For example, the channels other than the RGB channels in the image are removed by geographic information processing software. A statistic is made on the values of the pixels on all channels of the processed image to obtain a maximum value, which is represented as MAX_VAL. Taking the value p_c_i_j of a pixel having the coordinates (i, j) on a certain channel of the RGB channels in the image as an example, the normalized value of the pixel is obtained by dividing the value p_c_i_j by the maximum value MAX_VAL. The value threshold (such as 255) of the RGB channels is multiplied by the normalized value to obtain the multiplied result as the processed value. For example, the processed value of the pixel may be expressed as p_c_i_j/MAX_VAL*255.
In block 304, a recognition result of the image is generated based on the corresponding RGB image and the semantic type of each pixel.

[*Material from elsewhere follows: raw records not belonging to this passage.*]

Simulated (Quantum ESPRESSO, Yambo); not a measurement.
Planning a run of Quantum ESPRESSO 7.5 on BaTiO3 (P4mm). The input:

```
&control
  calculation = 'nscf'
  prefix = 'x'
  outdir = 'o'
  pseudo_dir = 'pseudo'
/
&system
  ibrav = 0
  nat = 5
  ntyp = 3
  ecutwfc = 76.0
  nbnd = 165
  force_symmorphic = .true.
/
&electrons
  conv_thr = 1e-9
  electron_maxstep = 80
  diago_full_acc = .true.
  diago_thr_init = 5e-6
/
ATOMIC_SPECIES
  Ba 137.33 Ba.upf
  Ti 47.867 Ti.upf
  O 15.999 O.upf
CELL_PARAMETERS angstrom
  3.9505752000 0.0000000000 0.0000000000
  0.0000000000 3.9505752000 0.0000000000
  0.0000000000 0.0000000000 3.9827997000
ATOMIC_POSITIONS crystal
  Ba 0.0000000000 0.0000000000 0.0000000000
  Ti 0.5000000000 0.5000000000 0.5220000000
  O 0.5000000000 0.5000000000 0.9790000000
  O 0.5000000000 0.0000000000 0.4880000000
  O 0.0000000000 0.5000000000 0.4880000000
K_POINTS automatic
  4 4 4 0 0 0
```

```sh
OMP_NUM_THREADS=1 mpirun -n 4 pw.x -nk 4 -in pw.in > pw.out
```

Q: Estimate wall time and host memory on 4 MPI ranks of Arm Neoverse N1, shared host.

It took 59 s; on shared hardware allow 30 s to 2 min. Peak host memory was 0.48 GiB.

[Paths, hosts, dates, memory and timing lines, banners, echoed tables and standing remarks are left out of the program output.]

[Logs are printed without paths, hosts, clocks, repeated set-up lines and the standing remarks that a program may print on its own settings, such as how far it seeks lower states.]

For example, the RGB image corresponding to the image is annotated based on the semantic type of each pixel, and the annotated result is used as the recognition result of the image. For example, the semantic type, such as forest, river, or building, can be labeled on the RGB image, and the annotation result of the RGB image is used as the recognition result of the image.
In conclusion, the RGB image corresponding to the image is generated. The recognition result of the image is generated based on the RGB image corresponding to the image and the semantic type of each pixel. Therefore, the recognition result of the image can be intuitively displayed.
With the method for recognizing an image according to embodiments of the disclosure, the image to be processed is obtained. The number of first channels of the image is greater than the number of second channels of the RGB image. The semantic type of each pixel in the image is determined based on the value of each pixel in the image on each channel. According to the image and the semantic type of each pixel, the recognition result of the image is generated. This method determines the semantic type of each pixel in the image by making full use of the values of the pixels on the channels in the image, and the image is recognized based on the semantic type of each pixel in the image, thereby improving the image recognition accuracy.
In order to implement the foregoing embodiment, the embodiments of the disclosure also provide an apparatus for recognizing an image.
The obtaining module 410 is configured to obtain an image to be processed, the number of first channels of the image is greater than the number of second channels of an RGB (red green blue) image. The determining module 420 is configured to, for each pixel of the image, determine a semantic type of the pixel based on a value of the pixel on each channel. The generating module 430 is configured to generate a recognition result of the image based on the image and the semantic type of each pixel.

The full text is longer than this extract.